Dig if you will this picture of three round brushes. The one at the top, with the blue handle, is a Princeton Select Artiste #2 round. The other two with green/black/blue handles, are Princeton SNAP! brushes, a #0 Round and #2 Round. All three employ synthetic fibres for bristles, and they are all intended for acrylic/watercolor work.

These are really splendid for beginners looking for a brush with a serious feel to them. I use these small rounds quite a lot of my paint-by-numbers doings, and they give me a control and precision that navigating some of those small spaces require. The Artiste Select is a moderately-priced brush with a short handle, the Snap! brushes feature a fibre called white taklon and each of these lovelies is a long-handled model ("9800 series") and I got them because I like the long handles and also I could use those for oil painting if so inclined. The bristles on all three are nice and springy and hold their shape and a fine point if needed.

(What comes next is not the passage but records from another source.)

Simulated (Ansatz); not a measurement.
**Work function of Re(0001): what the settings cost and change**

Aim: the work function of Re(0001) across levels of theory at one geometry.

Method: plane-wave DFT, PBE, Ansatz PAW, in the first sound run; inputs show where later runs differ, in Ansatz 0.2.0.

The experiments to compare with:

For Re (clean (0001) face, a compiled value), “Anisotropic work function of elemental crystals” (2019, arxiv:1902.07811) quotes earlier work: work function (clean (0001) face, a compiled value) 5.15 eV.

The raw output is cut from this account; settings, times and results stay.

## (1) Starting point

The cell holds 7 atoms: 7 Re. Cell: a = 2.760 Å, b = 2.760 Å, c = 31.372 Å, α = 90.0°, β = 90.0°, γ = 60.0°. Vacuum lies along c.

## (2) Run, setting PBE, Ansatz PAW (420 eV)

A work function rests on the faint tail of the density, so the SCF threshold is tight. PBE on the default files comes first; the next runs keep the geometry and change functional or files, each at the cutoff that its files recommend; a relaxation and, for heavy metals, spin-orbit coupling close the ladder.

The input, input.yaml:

Also? The prices on the Snap! brushes are all less than $10 each, most less than $5 each, which is a boon for beginning artists wanting a good quality brush for not a lot of money. 

I got mine at Artist & Craftsman Supply on SE 21st off Powell, which we have become very fond of.


So ... inexpensive but not cheap, worth it if you want to get into art without breaking the bank just yet. Hard to to better at this price point. Recommended.